With global talks on climate change just inching along, governments can move forward on some climate goals through trade agreements to cut tariffs and facilitate commerce in “green” goods like wind turbines and solar panels, experts told a Brookings Institution session this week.

For years, the US and European Union have avoided negotiating bilateral trade deals because they might undercut the Doha Round, the tariff reduction talks the World Trade Organization begun in 2001.

But those talks have effectively stalled, in part over issues similar to those hindering international climate talks. In both cases, early decisions divided the world into developed and developing nations, and neither set of talks has a mechanism for moving fast-developing nations like China and India into an intermediate category where they would share some of the responsibilities of developed nations.

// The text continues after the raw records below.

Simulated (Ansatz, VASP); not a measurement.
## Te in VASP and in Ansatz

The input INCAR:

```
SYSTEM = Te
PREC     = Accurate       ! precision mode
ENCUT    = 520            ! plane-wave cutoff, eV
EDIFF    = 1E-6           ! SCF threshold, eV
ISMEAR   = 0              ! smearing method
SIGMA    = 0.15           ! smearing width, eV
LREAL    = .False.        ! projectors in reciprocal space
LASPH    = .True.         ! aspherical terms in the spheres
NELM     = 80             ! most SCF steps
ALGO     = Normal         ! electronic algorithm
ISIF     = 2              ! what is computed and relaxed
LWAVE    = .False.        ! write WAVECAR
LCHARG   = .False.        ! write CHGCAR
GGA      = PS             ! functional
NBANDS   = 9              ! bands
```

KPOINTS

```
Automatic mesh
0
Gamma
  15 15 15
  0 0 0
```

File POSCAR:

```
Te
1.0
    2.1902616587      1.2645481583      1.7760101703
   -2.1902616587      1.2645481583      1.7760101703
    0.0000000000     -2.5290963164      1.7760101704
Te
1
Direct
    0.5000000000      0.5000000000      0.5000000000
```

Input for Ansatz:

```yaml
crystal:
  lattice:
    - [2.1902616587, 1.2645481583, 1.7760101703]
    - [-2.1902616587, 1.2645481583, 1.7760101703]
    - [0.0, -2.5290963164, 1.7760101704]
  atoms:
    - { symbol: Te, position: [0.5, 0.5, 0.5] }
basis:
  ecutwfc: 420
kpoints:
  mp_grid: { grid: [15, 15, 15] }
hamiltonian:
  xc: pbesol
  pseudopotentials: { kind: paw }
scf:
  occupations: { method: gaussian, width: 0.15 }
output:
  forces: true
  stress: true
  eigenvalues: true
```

With the Doha Round making little progress, said Jennifer Hillman, Senior Transatlantic Fellow of the German Marshall Fund of the US, worries about undermining the talks have ebbed. “The window is open now” for a “broad comprehensive agreement” that will cut tariffs and ease trade in “green” imports and exports, she said.

“Green trade liberalization should be high on the agenda for all countries,” said Pia Olsen-Dyhr, Denmark’s Minister of Trade.

Almost all nations now “distort” green trade with protective tariffs, requirements for local content, and similar mechanisms, she said, and the renewable energy industry has become “fiercely competitive.”

But Olsen-Dyhr said dropping trade barriers for green goods, both equipment and technology, is vital as nations like her own seek to limit greenhouse gas emissions. Denmark has a goal of reducing its carbon emissions 40% by 2020.

Joshua Meltzer, a Fellow with Brookings, pointed to Canadian provincial requirements for local content in wind, solar and other renewable projects. Those requirements mean that renewable projects cost more because they can’t take advantage of global price competition, he said.

Hillman said any bilateral or multilateral trade deals should “green light” activities that clearly advance a nation’s clean energy goals.

Under WTO rules, she noted, direct subsidies on export goods are forbidden. She said international trade agreements should include a “peace clause” with national climate change strategies, recognizing when subsidies for carbon-free technologies are “clearly aimed at reducing” domestic greenhouse gases rather than gaining export advantage.

The speakers agreed that most countries are subsidizing green technology development since renewables can’t yet compete economically. Meltzer said that’s because the larger costs to society of fossil energy pollution and climate change aren’t included in energy’s bottom line, and subsidies are one way for governments to level the playing field.

Olsen-Dyhr pointed to the proposed Sustainable Energy Trade Agreement, a framework approach launched last fall in Denmark, which proponents say could open trade in green goods and services and foster adoption of low-carbon alternatives worldwide.

Hillman said the ideal is a global green trade agreement. But with Doha stalled, she and Olsen-Dyhr both said, agreement between the US and the EU appears relatively easy to take forward. They said the transatlantic trading partners should invite other countries to join them in any deal.

One substantial barrier, Olsen-Dyhr warned, is the EU’s decision to require carbon allowances for all airplanes landing in European airports. The decision is part of the EU’s plans to cut carbon emissions under the Kyoto Protocol.

Non-EU nations have protested their airlines’ being forced to buy the allowances, but “the EU will not take this off the table,” Olsen-Dyhr said, adding, “This is not so easy to solve.”